Friday, 7 January 2011

Comedy of Errors By William Shakespeare ***1/2

Comedy of Errors 
By William Shakespeare
Adapted by Robert Benedetti, by Australian Shakespeare Company
Botanical Gardens, until March 12, 2011
Reviewer: Kate Herbert
Stars: ***1/2

Shakespeare’s Comedy of Errors is a totally bonkers farce involving two sets of twins, mistaken identities, eccentric characters, absurd puns, bawdiness and endless entrances and exits. It is a smorgasbord of tasty comic opportunities for an actor.

Glenn Elston’s production capitalises on the comedy by dressing characters in half-masks in the style of the Commedia Dell’Arte (think Harlequin) and peppering scenes with physical gags, slapstick routines and silly walks to make John Cleese envious.

Although this production began life indoors at the Athenaeum Theatre, it is better suited to its outdoor venue in the Botanical Gardens. Its kooky comedy and looseness looked a little uncontrolled on a formal stage but have an engaging playfulness in the informal outdoors.

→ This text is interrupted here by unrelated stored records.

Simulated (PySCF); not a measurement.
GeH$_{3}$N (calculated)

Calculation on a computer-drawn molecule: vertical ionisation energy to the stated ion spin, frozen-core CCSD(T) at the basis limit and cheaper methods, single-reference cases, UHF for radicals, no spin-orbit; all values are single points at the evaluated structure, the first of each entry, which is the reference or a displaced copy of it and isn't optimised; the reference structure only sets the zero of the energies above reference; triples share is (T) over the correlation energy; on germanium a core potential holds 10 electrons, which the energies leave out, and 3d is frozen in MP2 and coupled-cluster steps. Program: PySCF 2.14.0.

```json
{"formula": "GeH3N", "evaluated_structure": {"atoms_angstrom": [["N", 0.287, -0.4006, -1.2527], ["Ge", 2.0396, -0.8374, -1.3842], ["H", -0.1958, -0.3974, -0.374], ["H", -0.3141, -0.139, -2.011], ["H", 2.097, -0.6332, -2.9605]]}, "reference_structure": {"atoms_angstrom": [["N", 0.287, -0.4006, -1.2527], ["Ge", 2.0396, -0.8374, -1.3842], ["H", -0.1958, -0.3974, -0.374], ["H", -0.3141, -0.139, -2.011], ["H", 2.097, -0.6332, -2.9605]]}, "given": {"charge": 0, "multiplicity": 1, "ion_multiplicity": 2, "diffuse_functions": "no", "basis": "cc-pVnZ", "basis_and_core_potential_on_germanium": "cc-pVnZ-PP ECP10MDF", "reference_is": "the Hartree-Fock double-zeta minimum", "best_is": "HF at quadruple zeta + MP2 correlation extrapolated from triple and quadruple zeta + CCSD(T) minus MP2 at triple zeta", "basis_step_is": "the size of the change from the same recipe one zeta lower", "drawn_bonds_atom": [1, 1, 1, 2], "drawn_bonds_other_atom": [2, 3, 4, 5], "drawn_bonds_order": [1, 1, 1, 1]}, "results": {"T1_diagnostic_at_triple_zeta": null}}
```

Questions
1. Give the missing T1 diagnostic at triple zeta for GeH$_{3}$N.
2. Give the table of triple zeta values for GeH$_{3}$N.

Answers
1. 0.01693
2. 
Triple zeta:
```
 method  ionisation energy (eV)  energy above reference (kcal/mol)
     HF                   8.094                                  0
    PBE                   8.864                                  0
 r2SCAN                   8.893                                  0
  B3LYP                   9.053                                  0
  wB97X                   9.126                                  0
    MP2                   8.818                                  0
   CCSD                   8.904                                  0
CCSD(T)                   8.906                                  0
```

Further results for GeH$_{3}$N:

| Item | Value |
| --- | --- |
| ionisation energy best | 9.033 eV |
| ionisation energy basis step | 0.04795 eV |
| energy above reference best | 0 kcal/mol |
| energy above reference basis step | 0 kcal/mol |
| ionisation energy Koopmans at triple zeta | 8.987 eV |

Egeon of Syracuse (Ross Williams) has twin sons both – just to complicate matters –called Antipholus. He lost his wife and one twin, now known as Antipholus of Ephesus (Hugh Sexton), in a shipwreck 25 years earlier. Egeon arrives in Ephesus in search of them with the remaining twin, Antipholus of Syracuse (Simon Mallory). Both Antipholuses have twin servants called Dromio (Syd Brisbane, Brendan O’Connor), also separated in the shipwreck. Confused yet?

The identically costumed and masked twins are indistinguishable from each other and the audience must cheerfully abandon itself to the inevitable confusions. Mallory and Sexton have fun as the pompous, pointy-nosed, young Antipholuses. As their Harlequin-like servants, Brisbane and O’Connor are cheeky, big-eared and bawdy Dromios, capering and tumbling to avoid unwarranted beatings.

Terri Brabon, on roller-skates, plays Adriana (wife of Antipholus of Syracuse) as a demanding, spoilt harridan. Josephine Bloom plays her sister, Luciana, as a prim, ballet-dancing maiden wearing an enormous chastity belt. There is some funny physical business between Tony Rive as Angelo, the foppish, horsey jeweller, and Andrew Bongiorno, the peg-leg pirate-like moneylender, Balthazar. Williams, as the droning old Egeon, and Kevin Hopkins on stilts as the beleaguered Duke, get plenty of laughs.

It could enhance this outdoor production to open up the performance space and take advantage of the myriad, off-stage entrances and exits. It feels a little constrained on the stage, although the cartoon-like set design (Greg Carroll) is effective.

Summer nights in the Gardens are too luscious to miss so take a blanket and wine and have a giggle.